Heading north on Hwy. 180 from Silver City, approaching Glenwood. Photo by Carla DeMarco This is New Mexico at its wild and woolly best. The Bursum Road, New Mexico 159, leaves U.S. 180 between Glenwood and Alma, where a rare stretch of the San Francisco River is accessible from its banks. Elsewhere along its course the river is deep in the Gila National Forest and hundreds of feet down between rugged canyon walls. As the Bursum Road climbs the west flank of the Mogollon Mountains, overlooking these canyons, spectacular vistas of western New Mexico and eastern Arizona open up. Flatlanders don’t know what they are missing.
Founded in 1895, Mogollon experienced its mining boom for the next 20 years, when stacks of gold bars came down the mountain to be transported to the Denver mint. In 1915, Mogollon was New Mexico’s leading mining district. Because of the hair-raising road, conditions remained primitive; transportation was largely horse-drawn wagons. When the district’s richest mine, the Little Fannie, installed new oil-burning generators, wagons were specially outfitted to haul in the barrels of fuel oil. This was a step up from denuding the mountains of trees to burn for fuel.
Today, Mogollon exhibits scattered reminders of its past. The mountainsides are scarred by old mining dumps, where the bleached remains of the mining process accumulated in the hot sun. A few stone buildings, from the time when 5,000 people populated the town, line the main street in what was once the business district. Seasonal businesses open and close on the whims of the owners: Go to Mogollon to see what’s currently available. Discovering what’s open is part of the adventure.

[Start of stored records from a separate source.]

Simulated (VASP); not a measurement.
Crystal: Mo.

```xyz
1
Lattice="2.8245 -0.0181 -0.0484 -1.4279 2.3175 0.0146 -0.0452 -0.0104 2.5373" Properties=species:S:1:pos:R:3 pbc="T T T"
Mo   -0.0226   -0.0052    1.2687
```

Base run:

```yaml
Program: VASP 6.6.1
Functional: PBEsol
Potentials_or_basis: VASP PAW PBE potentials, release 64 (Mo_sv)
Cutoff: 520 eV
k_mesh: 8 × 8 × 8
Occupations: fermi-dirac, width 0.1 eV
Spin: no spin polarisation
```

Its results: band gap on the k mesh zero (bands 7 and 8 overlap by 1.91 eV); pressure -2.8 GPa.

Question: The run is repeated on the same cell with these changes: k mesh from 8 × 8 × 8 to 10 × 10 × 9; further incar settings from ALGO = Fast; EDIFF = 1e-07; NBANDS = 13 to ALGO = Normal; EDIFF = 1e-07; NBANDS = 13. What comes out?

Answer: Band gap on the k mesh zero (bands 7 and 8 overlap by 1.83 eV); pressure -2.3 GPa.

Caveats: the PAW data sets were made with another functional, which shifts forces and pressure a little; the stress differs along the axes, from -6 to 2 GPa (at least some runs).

Two tiny museums and an antique shop are filled with southwestern artifacts and mining memorabilia. The old theatre is being restored, and a rock shop will open soon. A restaurant generally operates on weekends in summer, and also rents rooms in the old boardinghouse style, now referred to as a B&B.
Trapped between high canyon walls, Silver Creek burbles down the bottom of the gulch. Residents of Mogollon have built small bridges over the creek to provide access to their dwellings and businesses. Next door to the old theatre, the Old Kelly Store is identified by a small sign on the building. Miner’s cabins have been converted to residences, with shady porches, lush flowerbeds, and busy hummingbird feeders.
The temptation to dawdle over the chuckling creek is intoxicating; to snap photos, overwhelming.
The Bursum Road continues through town, winding up the mountain another 2,200 feet to Sandy Point, a jumping off place for pack-trips into the Gila Wilderness. This stretch is eight miles on the map, but surely more than that counting the numerous switchbacks. This is an excellent area for viewing wildlife, such as deer, bear, and elk. A coatimundi, the curious ring-tailed cat of the Southwest, has been spotted in the vicinity. A truly sharp-eyed traveler might notice the wild blackberries growing by the road in late summer.
Mogollon, New Mexico Photo by Carla DeMarco The Bursum Road climbs out of the Chihuahuan Desert life zone, with lizards and cacti, through the mixed pine forest at Mogollon, to the cool conifer-aspen forest at Sandy Point. Check road conditions in nearby Glenwood or Alma before starting up the mountain: wintertime snows render the road to Mogollon temporarily impassible. The U.S. Forest Service generally locks gates below Sandy Point during winter to keep people out while there is snow on the road at the higher elevations.
The variety of scenery; flora and fauna; the history and charm of one of New Mexico’s best ghost towns, possibly its most remote ghost town, make this an outstanding area to visit in Southwest New Mexico.